On generalizing vector intrinsics

Wed Nov 15 18:47:17 UTC 2017

Thanks for the feedback, Razvan!

> Thanks so much for experimenting with reducing number of intrinsics needed. I am glad you are looking into this. I have a couple of questions:
> - Is there a way to force methods like "binaryOp" to be inlined? In general, we will want all intrinsics to end up in same method in order to reduce chances of boxing.

What do you mean by "inlined" here?

Wrappers in concrete vector classes are marked w/ @ForceInline, so if 
the compiler can inline the method, it will and see the intrinsic:
   @ 22   Int128Vector::add (6 bytes)   force inline by annotation
     @ 2    Int128Vector::add (24 bytes)   force inline by annotation
       @ 17   VectorIntrinsics::binary (15 bytes)   (intrinsic)

Or do you care about the case when intrinsification fails? In that case, 
what Paul proposes looks promising.

> - For approach 2, is it possible to recover the concrete instance of object (which represents Vector class) from the VM side? Will it appear as a "ConP" from PoV of compiler?

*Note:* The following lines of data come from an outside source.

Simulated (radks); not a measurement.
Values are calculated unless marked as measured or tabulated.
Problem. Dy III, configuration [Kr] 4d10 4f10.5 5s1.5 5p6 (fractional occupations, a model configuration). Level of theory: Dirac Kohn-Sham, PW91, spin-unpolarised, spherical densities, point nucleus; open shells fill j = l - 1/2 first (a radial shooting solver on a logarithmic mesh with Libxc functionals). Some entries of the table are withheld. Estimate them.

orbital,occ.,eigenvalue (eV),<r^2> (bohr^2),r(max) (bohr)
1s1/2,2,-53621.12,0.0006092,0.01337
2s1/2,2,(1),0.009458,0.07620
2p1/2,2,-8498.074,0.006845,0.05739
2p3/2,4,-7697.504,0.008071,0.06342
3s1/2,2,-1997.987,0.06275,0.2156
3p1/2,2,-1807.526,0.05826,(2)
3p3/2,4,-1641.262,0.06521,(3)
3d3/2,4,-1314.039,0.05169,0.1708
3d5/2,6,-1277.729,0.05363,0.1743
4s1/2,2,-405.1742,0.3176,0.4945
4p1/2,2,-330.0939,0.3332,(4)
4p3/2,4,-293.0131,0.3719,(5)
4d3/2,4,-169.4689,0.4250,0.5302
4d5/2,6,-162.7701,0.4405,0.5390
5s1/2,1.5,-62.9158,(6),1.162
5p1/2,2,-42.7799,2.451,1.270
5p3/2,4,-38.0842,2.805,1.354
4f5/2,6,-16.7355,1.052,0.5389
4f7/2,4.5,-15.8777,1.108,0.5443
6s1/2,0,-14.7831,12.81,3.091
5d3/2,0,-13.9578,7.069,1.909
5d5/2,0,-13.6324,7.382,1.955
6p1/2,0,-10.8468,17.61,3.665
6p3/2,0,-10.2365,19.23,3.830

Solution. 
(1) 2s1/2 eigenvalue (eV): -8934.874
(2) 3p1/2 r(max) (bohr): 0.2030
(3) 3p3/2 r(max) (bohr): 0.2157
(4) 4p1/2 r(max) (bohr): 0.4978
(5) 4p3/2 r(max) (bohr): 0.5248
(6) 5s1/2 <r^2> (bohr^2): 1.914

Yes, the whole idea relies on compiler ability to see the values as 
constants. The same applies to class parameters - C2 is able to extract 
ciKlass* from a class constant passed as an argument:

     const TypeInstPtr* vector_klass = 
gvn().type(argument(1))->is_instptr();
     ciKlass* vbox_klass = 
vector_klass->const_oop()->as_instance()->java_lang_Class_klass();

> - How about instead of looking at it from Java side, looking at it from JVM side? I can think of two possibilities right now:

Well, I'd say the experiment is focused on JVM :-) Mostly about 
simplifying JVM part and moving as much code out of the JVM into Java.

>      1) Create some new macros so that common methods like add can receive entries in intrinsics table for each type without additional verbosity required for each.

That's another option. But it leads to less code in Java & more code in C2.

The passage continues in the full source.